It is important to be clear about what these outcomes are in the short, medium, and long term, and be clear on the value these outcomes will add, and how commercial activity will help achieve this.
Framework for decision making
Quantification of social value and the relative importance of the material changes in people’s lives caused by the actions, including the commercial actions of an organisation, is central to effective decision making.
Collating evidence and asking the right questions will provide assurance that the decision to operate in a more commercial manner is the correct one for your local context. It also means that all opportunities to leverage social value will have been reviewed.
Councils should consider how their commercial activity will bring social value to the following:
- those directly in receipt of services
- wider residents, communities and taxpayers
- the local economy and business
- the environment.
There are numerous different approaches available for managing social value, for example Social Return on Investment (SROI) and Social Cost Benefit Analysis (SCBA). More information on Social Return on Investment and Cost Benefit Analysis can be found through resources published by Social Value UK.

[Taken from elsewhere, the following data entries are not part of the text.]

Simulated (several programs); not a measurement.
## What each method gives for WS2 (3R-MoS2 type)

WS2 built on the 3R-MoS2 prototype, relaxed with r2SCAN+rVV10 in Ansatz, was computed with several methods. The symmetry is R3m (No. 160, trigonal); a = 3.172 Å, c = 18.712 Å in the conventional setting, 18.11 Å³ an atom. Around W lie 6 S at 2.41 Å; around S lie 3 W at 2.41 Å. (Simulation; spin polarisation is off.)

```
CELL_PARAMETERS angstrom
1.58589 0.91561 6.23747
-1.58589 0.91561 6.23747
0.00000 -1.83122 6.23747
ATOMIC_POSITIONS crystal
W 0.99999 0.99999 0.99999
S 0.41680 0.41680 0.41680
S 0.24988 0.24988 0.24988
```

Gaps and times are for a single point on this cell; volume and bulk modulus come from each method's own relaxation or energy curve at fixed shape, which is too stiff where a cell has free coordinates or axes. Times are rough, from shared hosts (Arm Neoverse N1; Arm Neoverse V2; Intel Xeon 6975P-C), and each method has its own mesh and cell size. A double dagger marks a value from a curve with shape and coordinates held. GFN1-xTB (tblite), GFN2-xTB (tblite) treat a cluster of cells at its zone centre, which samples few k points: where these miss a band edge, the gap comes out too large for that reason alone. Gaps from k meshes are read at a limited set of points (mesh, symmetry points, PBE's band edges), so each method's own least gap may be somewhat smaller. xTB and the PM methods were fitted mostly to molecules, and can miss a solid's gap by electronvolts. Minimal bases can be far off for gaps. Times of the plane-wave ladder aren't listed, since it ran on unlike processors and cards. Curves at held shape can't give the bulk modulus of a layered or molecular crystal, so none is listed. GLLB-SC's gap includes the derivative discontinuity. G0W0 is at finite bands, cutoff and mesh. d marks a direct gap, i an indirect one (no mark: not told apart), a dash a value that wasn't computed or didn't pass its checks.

Social Return on Investment is an evaluation technique that is designed to capture social, economic and economic value. It has some roots with cost-benefit analysis, but it has a stronger emphasis on social impacts and the contributory factors to achieving outcomes. This means it can focus on what matters to people that use services and measure change in a way that can inform decision making at an organisational level.
Cost Benefit Analysis is a well utilised evaluation technique in the public sector by systematically evaluate the value against the cost of a decision. Social Cost Benefit Analysis introduces the concepts of social value and environmental sustainability into the balance sheets of cost-benefit evaluation models. This is useful for projects, programmes or policies that have both socio-economic and environmental components.
Each approach can help with the following questions for council decision-makers to consider.
What outcomes are you trying to achieve?
The first thing to be clear about is what you’re trying to achieve. What problem are you trying to solve? Through your priority setting, needs analysis, commissioning process or policy decisions in relation to planning or working in partnership, having a clear understanding of the outcomes you are seeking is paramount. Many councils articulate this through an outcomes framework.
Your commercial activity should be fully aligned to this. If you don’t spend time thinking about how your commercial activity aligns to the social outcomes at the start of the process, then opportunities can be missed, or you can create a negative value through your commercial activity. For example, your activities could take resources that could have been used elsewhere or distract people from their focus.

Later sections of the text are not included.